By GARRY RAYNO, InDepthNH.org
CONCORD — Gov. Chris Sununu set spending limits of $125 million for the 2024-2025 capital budget lawmakers will vote on next year.
He suggested with interest rates increasing, the state spend some of its revenue surplus — now over $400 million for fiscal year 2022 — to cover some of the costs rather than borrowing all the money. He said using cash instead of borrowed money will reduce project costs.
Sununu also urged agencies at the opening of hearings on construction, renovation and equipment requests for capital spending Monday to prioritize their projects instead of presenting wish lists totaling hundreds of millions of dollars.
“I asked agencies to cut back so we can really focus on their highest needs and priorities,” Sununu said. “That will be much more efficient.”
He noted requests from state agencies could easily top $450 million to $500 million and he said the Department of Administrative Services could become bogged down reviewing all those requests when most will not be approved.
Sununu said agencies should determine when their requests are really needed and would have to be paid for, because the next year or so is going to see increasing interest rates, higher inflation and a possible slow down in completion dates due to supply chain issues.
“It is basic math, it is simple math. Interest rates have to go higher to outpace inflation to get the economy back in line,” Sununu said. “We are going to see some kind of recession.”
He also noted the state has American Rescue Plan Act funds going into the state’s infrastructure like roads, bridges, sewer, water and broadband expansion.
The next capital budget should run parallel to that spending and not duplicate it, Sununu said.
He suggested budget writers and officials would know a lot more where the interest market is heading in the spring when they work on the new budgets.

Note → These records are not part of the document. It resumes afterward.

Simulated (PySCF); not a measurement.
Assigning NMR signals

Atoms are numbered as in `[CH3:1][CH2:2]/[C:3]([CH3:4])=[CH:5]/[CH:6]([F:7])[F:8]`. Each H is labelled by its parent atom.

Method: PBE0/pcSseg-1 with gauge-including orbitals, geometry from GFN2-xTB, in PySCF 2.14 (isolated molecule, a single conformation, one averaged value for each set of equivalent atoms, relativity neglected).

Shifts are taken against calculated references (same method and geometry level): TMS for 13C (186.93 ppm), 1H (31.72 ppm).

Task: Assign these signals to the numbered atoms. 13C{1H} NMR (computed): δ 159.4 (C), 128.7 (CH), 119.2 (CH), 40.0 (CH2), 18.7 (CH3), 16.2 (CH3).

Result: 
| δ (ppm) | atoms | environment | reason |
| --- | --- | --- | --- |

Sununu said he would be supporting two large projects, in the upcoming biennium.
He said the men’s state prison in Concord has to be replaced at some point and that is projected to cost between $350 million to $500 million.
“We talked about the need,” Sununu said, “and it has to happen and we have to be prepared.”
The agency seeks $2.5 million in the next capital budget for a feasibility study, preliminary engineering, and a cost estimate.
Sununu said waiting a few years for interest markets to cool might be better for a project of that size.
Helen Hanks, Department of Corrections Commissioner, said it is very clear the men’s prison facility is not going to last.
The original building was built in the late 1800s and additions built in the 1970s and 1980s.
She said there are electrical problems, cement erosion and water issues in many places.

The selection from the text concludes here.